Erma Wilson was convicted of a drug offense in Midland County, Texas nearly two decades ago. The charges were minor—she never served any time in jail—but the conviction derailed her dream of becoming a nurse. Years after her conviction, Ms. Wilson discovered that the prosecutor was moonlighting as a law clerk for the judge presiding over her case. Ms. Wilson filed a lawsuit under § 1983 for this blatant violation of due process but was denied relief based on the Fifth Circuit’s misreading of Heck v. Humphrey.

The notion that the law affords a remedy to those whose rights have been violated is as old as our legal system. But to plaintiffs with serious constitutional injuries who find the courthouse door slammed in their face based on a court’s misreading of Heck v. Humphrey, 512 U.S. 477 (1994), Chief Justice Marshall’s timeless admonition rings hollow. The sad irony is that, far from disabling the federal judiciary from remedying the manifest wrongs suffered by Petitioner Erma Wilson, Congress has provided a remedy for exactly that type of injury, in the form of 42 U.S.C. § 1983. But the Fifth Circuit along with four others have misread Heck, transforming dicta from one of its footnotes into a sweeping rule of law that renders § 1983 a dead letter for many victims of outrageous government misconduct, like Ms. Wilson.

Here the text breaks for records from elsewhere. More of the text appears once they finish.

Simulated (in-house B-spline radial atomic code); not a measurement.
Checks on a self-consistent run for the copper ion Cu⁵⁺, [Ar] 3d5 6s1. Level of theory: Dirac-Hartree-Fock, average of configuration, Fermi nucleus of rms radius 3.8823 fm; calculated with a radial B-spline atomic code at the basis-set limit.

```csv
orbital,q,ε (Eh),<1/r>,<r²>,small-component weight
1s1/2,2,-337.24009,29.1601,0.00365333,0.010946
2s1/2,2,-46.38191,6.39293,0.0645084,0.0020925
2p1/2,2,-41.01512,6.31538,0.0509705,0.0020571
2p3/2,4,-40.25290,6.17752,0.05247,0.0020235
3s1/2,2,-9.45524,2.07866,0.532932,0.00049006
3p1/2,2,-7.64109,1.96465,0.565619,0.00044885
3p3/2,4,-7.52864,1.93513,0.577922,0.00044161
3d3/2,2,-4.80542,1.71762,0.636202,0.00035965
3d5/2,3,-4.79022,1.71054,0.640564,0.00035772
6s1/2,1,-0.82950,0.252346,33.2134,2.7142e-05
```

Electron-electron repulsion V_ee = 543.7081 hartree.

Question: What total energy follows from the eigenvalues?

Respondents’ actions here—whether viewed as a concerted effort to violate Ms. Wilson’s due-process rights or simply inexcusable and gross indifference to those rights—are alarmingly similar to the structural denials of justice that motivated the passage of § 1983. The Cato Institute has filed an amicus brief asking the Supreme Court to grant Ms. Wilson’s petition and disavow incorrect readings of Heck to avoid grafting a court-made limitation onto the broad remedial scheme of § 1983.